Our children are our future. The Science Technology Engineering and Maths (STEM) sectors are critical to the country’s future. As head of a major UK digital business services provider, delivering technology to transform businesses, we want to share our experiences to excite and encourage children to take up careers in our industry.
That’s why I took time out this week along with my colleagues at Columbus to invite a class of 10 and 11 year olds from Holy Cross School in Hucknall to our Nottingham offices for a morning of activities and presentations around our industry. In this short session, we were able to engage with over 30 children on the benefits and opportunities of pursuing a possible career in STEM and look at the variety of career options available to them, to showcase the broad appeal of a career in technology.
We used Columbus customers to provide examples of how our industry operates, such as following how Weetabix – a staple of many family breakfast tables in the UK – makes its way from field to spoon and Just Eat to show how they use technology from mobile to voice recognition to business applications in order to get your take away to you.
The response from the children was amazing – they were keen to interact with our presenters, take part in our technology demonstrations and ask as many thoughtful and probing questions as possible throughout the session.

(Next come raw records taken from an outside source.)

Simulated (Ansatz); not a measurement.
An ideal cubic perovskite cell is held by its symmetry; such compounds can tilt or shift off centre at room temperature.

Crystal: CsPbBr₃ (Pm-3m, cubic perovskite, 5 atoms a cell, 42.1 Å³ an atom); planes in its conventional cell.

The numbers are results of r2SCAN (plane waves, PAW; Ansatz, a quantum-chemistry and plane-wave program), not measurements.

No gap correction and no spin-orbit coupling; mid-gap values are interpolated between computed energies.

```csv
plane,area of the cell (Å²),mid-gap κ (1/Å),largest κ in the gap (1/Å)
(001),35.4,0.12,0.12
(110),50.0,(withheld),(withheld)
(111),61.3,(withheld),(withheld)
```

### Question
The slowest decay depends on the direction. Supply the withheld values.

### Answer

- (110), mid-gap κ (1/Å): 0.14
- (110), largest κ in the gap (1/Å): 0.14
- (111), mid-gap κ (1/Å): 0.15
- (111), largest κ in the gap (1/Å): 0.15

We go further to reach out to children
Today’s event is just the latest of several initiatives we at Columbus have carried out with schools in the Nottingham area. And we don’t just talk – we’ve donated laptops to Holy Cross School to provide children with a platform for learning about technology, and actively promote the establishment of ‘Code Clubs’, which help the minds of tomorrow learn the skills that are so vital in today’s digital world.
Some companies may question why we engage with children at such an early age. The answer is simple. We recognise the importance of reaching out to children in the local community at an early stage, to help foster their passion for technology and science.
By teaching children about the opportunities available in STEM and sharing examples of how companies such as Columbus operate, we want to offer an early window into STEM careers that would otherwise not be available to them. I’m delighted by the efforts of my team at Columbus who recognise the value of this, and actively volunteer and invest their time into our outreach activities.
Bridging the gender gap
It is vital that we as an industry help provide young people of all ages, backgrounds and genders with the right experience and skills ahead of them entering the workforce. It was encouraging to see so many young girls engaged with our discussions today, and actively taking part in our technology demonstrations. In 2017, the UK had the lowest number of women employed in engineering in Europe, at just 8.7% of the workforce. Unfortunately, we see this gender gap represented across all STEM fields. We want women in our industry to play a leading role in encouraging young girls to join the next generation in STEM, by providing mentoring and demonstrating that there are clear paths into a STEM career for girls.
Inspiration from an early age
Last year, surveys showed two-thirds of UK manufacturers are concerned by the lack of skilled staff available, with 72 per cent doubtful that the government is making enough of an effort to encourage and educate young people considering a career in STEM.
By reaching out to children at an early age, we’re building a foundation to allow them to embrace their STEM interests before they reach the age for apprenticeships or graduate schemes. Inspiring more children to develop their talents and go on to pursue a career focused on their interests is a major step towards growing the pool of technically skilled employees in the UK.
Businesses and other organizations within our industry can play a leading role in inspiring the next generation to pursue STEM careers – so why not reach out and get involved today?